Symbolic Music Generation with Diffusion Models
Supplementary code release for our work Symbolic Music Generation with Diffusion Models.
Installation
All code is written in Python 3 (Anaconda recommended). To install the dependencies:
pip install -r requirements.txt
A copy of the Magenta codebase is required for access to MusicVAE and related components. Installation instructions can be found on the Magenta public repository. You will also need to download pretrained MusicVAE checkpoints. For our experiments, we use the 2-bar melody model.
Datasets
We use the Lakh MIDI Dataset to train our models. Follow these instructions to download and build the Lakh MIDI Dataset.

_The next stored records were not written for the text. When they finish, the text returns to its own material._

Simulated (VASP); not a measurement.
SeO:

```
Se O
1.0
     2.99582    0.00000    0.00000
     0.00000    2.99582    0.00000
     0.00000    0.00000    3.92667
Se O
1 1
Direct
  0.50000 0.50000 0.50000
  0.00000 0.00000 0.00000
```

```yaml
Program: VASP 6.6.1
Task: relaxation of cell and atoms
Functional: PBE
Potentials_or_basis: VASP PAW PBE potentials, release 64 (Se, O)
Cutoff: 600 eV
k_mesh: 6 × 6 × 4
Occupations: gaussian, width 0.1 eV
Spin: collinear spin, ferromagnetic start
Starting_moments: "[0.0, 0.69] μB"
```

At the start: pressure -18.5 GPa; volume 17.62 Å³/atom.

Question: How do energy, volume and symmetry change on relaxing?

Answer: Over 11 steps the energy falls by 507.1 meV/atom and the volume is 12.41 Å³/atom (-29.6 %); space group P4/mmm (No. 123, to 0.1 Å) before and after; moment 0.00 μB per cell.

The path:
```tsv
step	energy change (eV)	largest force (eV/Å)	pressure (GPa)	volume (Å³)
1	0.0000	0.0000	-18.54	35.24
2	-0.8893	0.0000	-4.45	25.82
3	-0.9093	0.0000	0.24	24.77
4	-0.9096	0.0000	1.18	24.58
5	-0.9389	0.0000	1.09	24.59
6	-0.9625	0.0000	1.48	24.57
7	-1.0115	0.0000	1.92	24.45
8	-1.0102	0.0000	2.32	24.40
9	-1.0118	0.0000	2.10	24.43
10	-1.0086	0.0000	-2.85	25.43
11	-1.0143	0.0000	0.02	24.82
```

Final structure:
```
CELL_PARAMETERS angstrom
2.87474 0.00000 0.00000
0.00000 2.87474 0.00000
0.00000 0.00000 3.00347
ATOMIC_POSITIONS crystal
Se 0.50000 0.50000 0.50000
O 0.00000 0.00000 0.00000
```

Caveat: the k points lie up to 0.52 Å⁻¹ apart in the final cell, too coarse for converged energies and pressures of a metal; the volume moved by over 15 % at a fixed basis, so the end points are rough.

To encode the Lakh dataset with MusicVAE, use scripts/generate_song_data_beam.py
:
python scripts/generate_song_data_beam.py \
--checkpoint=/path/to/musicvae-ckpt \
--input=/path/to/lakh_tfrecords \
--output=/path/to/encoded_tfrecords
To preprocess and generate fixed-length latent sequences for training diffusion and autoregressive models, refer to scripts/transform_encoded_data.py
:
python scripts/transform_encoded_data.py \
--encoded_data=/path/to/encoded_tfrecords \
--output_path =/path/to/preprocess_tfrecords \
--mode=sequences \
--context_length=32
Training
Diffusion
python train_ncsn.py --flagfile=configs/ddpm-mel-32seq-512.cfg
TransformerMDN
python train_mdn.py --flagfile=configs/mdn-mel-32seq-512.cfg
Sampling and Generation
Diffusion
python sample_ncsn.py \
--flagfile=configs/ddpm-mel-32seq-512.cfg \
--sample_seed=42 \
--sample_size=1000 \
--sampling_dir=/path/to/latent-samples
TransformerMDN
python sample_ncsn.py \
--flagfile=configs/mdn-mel-32seq-512.cfg \
--sample_seed=42 \
--sample_size=1000 \
--sampling_dir=/path/to/latent-samples
Decoding sequences
To convert sequences of embeddings (generated by diffusion or TransformerMDN models) to sequences of MIDI events, refer to scripts/sample_audio.py
.
python scripts/sample_audio.py
--input=/path/to/latent-samples/[ncsn|mdn] \
--output=/path/to/audio-midi \
--n_synth=1000 \
--include_wav=True
Citing
If you use this code please cite it as:
@inproceedings{
mittal2021symbolicdiffusion,
title={Symbolic Music Generation with Diffusion Models},
author={Gautam Mittal and Jesse Engel and Curtis Hawthorne and Ian Simon},
booktitle={Proceedings of the 22nd International Society for Music Information Retrieval Conference},
year={2021},
url={https://archives.ismir.net/ismir2021/paper/000058.pdf}
}
Note
This is not an official Google product.